The record level of deportations being carried out by Immigration and Customs Enforcement includes an unknown number of immigrants who came to the U.S. at a young age, call this country home, and are not aware that they are eligible for deferred action.
While deferred action is not limited to youth, according to the Immigration Policy Center, “Senators Richard Durbin (D-IL) and Richard Lugar (R-IN), for instance, last year asked the Department of Homeland Security (DHS) to defer the removal of young people who qualified for legal permanent residence until such time as their legislation, the DREAM Act, became law.”
Many young people who now face deportation proceedings would be eligible for the DREAM Act, which would grant unauthorized immigrants who entered the U.S. before the age of 16 conditional legal-resident status for a period of six years, after which they would be eligible to become legal permanent residents if they obtain at least an associate-level college degree or serve two years in the military.
DREAM Activists — a resource network for undocumented students — has been working on deportation cases of students for a long time, along with law students and immigration attorneys.

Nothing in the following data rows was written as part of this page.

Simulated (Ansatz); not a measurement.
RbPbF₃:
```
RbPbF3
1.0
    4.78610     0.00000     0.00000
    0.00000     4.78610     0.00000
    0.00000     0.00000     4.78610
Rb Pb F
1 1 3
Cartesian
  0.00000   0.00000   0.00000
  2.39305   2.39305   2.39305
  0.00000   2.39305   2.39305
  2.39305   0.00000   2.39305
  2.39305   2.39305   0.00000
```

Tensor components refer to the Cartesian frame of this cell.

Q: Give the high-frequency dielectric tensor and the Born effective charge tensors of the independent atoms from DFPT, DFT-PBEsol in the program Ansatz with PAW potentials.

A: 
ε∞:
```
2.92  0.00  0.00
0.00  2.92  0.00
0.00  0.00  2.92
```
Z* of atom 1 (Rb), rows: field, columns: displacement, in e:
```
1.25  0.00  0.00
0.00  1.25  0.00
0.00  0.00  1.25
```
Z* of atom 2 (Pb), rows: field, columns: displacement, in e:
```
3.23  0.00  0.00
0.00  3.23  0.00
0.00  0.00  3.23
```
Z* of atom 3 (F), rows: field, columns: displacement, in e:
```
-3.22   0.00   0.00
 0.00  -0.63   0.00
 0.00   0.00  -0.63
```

“As we started getting more cases we realized we don’t have the resources to handle all cases and they will fall through the cracks,” Mohammad Abdollahi of DREAM Activist tells The Florida Independent, “so we sat down and came up with a guide so people can figure it out by themselves.”
The Asian Law Caucus, Educators for Fair Consideration, the National Immigrant Youth Alliance, and DREAM Activist together released a Removal Defense Guide (.pdf) earlier this month.
“With over 60 pages of legal and organizing support from various successful public cases, the guide aims to provide undocumented youth, families, and lawyers with the essentials for deportation defense,” according to a press release issued by the Asian Law Caucus.
The guide focuses primarily on the Department of Homeland Security’s ability to exercise prosecutorial discretion by granting deferred action to students who are facing removal from the United States.
Abdollahi says that the manual is limited to discussing prosecutorial discretion when a DREAM Act student has a final Order of Removal or is in Removal Proceedings with no other legal options. He adds that even though the guide is targeted at youth, it works for families as well.
Abdollahi tells the Independent it is frustrating that under President Obama so many students are being deported. He explains that DREAM Activist has had cases in which deferred action was granted from Washington, D.C., but local immigration officers reject the decision. If deporting students is not a priority, adds Abdollahi, we hope the Obama administration would reach out to lower-level immigration officers.
Other education and immigrant advocacy organizations have also recently called on Obama to use his executive authority to stop the deportation of young undocumented immigrants who would be eligible for the DREAM Act. In the aftermath of Obama’s speech on immigration, several immigrant advocacy organizations have said the president must lead.
“Our biggest campaign goal is to get Obama to issue an executive order for deferred action for all DREAMers,” Abdollahi adds. “It is something he can do but he doesn’t want to do.”